Better than an apology
(Charlotte pokes Alex in the face causing her to cry)
Me:: (stern voice) Charlotte, we don't poke people in the face. What do you say to Alex?
Charlotte:: (turns to Alex) Please can I have a hot dog?
Does the floor have a mouth? The questions. They never stop.
Why?
Me:: (to John) Charlotte asks WHY all the time.
John:: I know.
Charlotte:: Why all the whys?
Eating lobster
Jen:: Do you want my body?
John:: I want your legs.
When is the new baby coming? Charlotte asked me this question yesterday whilst simultaneously poking my belly. And you wonder why I go to SoulCycle so many times a week.

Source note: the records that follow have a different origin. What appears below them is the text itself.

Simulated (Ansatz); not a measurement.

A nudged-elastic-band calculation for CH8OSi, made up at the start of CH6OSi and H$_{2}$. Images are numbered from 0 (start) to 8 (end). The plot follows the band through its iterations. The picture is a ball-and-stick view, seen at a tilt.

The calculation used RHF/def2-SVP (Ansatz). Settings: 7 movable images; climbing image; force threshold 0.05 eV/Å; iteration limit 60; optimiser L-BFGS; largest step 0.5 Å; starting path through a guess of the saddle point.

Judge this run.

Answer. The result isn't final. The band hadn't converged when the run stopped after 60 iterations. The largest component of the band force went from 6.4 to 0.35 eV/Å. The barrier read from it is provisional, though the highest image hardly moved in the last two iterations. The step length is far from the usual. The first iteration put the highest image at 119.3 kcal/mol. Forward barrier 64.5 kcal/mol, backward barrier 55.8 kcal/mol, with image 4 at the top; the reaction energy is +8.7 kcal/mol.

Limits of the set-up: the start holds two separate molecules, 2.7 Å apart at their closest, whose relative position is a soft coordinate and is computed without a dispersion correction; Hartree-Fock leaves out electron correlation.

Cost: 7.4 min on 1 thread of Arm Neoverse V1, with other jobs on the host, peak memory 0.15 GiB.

I want my privacy. Please don’t knock on the door. My almost 3 year old going on 16 year old.
Charlotte:: What's Winston's name?
Me:: Is this a trick question?
Where does the Easter bunny live? Charlotte asked me a bunch of questions about the Easter bunny. This one had me stumped. I went and asked John (like it was a real question!) and he told me the Easter bunny lives in the Netherlands. I went with it.
Conversation from a couple of weeks ago...
Me:: There's a really good phrase to describe being a mother: it is to decide forever to have your heart go walking around outside your body.
John:: Well, I banged your heart in the head trying to get her in the carseat today.
I’m going to get dressed all by myself. You go downstairs. Charlotte. This should be interesting.